The Year of the French, by Thomas Flanagan

“Inequality is the root of social evil.”    4:28 AM – 28 Apr 2014

We reel from the impact of violence, persecution, massive migrations and political divisiveness, yet similar tribulations plague humanity over the millennia. History’s lessons unlearned, like demons, repossess the house from which they were driven. If we find ourselves too close to modern conflicts, a visit to another time and place may allow a dispassionate consideration of the root causes of social evils.

The setting: County Mayo, Ireland, 1798, a century and a half after the enactment of Oliver Cromwell’s Penal Laws against Roman Catholics, depriving them of property and citizenship in their own country. “A system more ingeniously contrived, first for the debasement, and then for the continuance of that debasement, of an entire people cannot easily be imagined.”
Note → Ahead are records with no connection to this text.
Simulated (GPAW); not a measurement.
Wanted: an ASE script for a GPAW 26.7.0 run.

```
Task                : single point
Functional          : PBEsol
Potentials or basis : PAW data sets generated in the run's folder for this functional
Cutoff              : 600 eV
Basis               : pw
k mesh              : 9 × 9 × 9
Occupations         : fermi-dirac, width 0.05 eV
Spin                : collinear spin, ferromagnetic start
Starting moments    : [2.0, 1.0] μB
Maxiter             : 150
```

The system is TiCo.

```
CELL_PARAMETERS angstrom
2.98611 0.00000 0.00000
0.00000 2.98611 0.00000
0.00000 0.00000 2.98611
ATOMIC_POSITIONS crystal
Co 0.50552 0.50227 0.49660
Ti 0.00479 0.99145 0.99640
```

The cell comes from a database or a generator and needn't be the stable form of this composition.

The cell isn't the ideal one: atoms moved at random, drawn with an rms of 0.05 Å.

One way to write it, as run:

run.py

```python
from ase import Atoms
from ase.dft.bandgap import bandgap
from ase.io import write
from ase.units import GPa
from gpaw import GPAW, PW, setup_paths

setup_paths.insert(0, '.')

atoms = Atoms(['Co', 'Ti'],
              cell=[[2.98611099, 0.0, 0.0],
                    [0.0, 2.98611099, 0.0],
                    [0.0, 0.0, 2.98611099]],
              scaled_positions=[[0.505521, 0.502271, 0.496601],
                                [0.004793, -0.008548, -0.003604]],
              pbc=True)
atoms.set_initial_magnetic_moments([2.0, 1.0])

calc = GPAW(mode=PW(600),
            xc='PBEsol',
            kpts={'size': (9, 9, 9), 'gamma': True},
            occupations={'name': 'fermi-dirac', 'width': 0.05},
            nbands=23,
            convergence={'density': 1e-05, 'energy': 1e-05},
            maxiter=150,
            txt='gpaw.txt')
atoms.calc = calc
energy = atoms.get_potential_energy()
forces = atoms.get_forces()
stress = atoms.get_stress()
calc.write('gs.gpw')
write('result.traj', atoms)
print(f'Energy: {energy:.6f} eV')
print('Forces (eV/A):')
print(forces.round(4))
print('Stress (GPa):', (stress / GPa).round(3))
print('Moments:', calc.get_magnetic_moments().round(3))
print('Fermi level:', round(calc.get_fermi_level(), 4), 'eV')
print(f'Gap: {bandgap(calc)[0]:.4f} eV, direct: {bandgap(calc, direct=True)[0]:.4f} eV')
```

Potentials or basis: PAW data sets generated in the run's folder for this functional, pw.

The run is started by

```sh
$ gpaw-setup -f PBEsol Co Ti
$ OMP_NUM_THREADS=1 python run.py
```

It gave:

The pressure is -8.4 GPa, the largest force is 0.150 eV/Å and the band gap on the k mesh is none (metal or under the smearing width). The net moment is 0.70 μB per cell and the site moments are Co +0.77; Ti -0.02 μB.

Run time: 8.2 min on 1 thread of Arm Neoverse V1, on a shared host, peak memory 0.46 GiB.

Flanagan speaks through the voices of characters such as Anglican vicar Arthur Broome who describes his Irish neighbors, “I have myself seen families huddled in the sides of hills where they had hewn out holes, entire families where the small ones cowering and rooting beside the gaunt form of a woman.” He expresses the Malthusian sentiments of the time, “Thus I have heard it proposed by men, no more inhumane than most, that the recurrent famines are Providential, and will in time bring down the population to a proper size.”

Broome identifies the source of the English Protestant attitude toward the Irish and Catholics: “All their lives, from the first stories told them by mothers or nurses or school-fellows, they had been instructed that the Papists were a dark and mutinous race, wedded to violence as though to a witch.” A people steeped in “idolatry and superstition.”

“What business have Papist peasants learning to read and write?” says Captain Cooper, descendent of one of Cromwell’s troopers, a member of a long line of magistrates, who keep the Papists under control, forbid citizenship, ownership of property, the right to participate in government or study law. Over the centuries, Red coated Protestant yeomen are given a free hand to burn, whip and torture until they extract confessions and arrest anyone they suspect of rebellion.

To boost profits from his farm, Cooper turns his acres to livestock grazing, evicting a tenant family with no concern for their survival. The “Whiteboys of Killala”, a militant organization of aggrieved Catholic peasants, nail a letter to his door with the words, “You count your cows in children’s lives.” They promise retaliation against his cattle, escalating a vicious cycle of mutual reprisals.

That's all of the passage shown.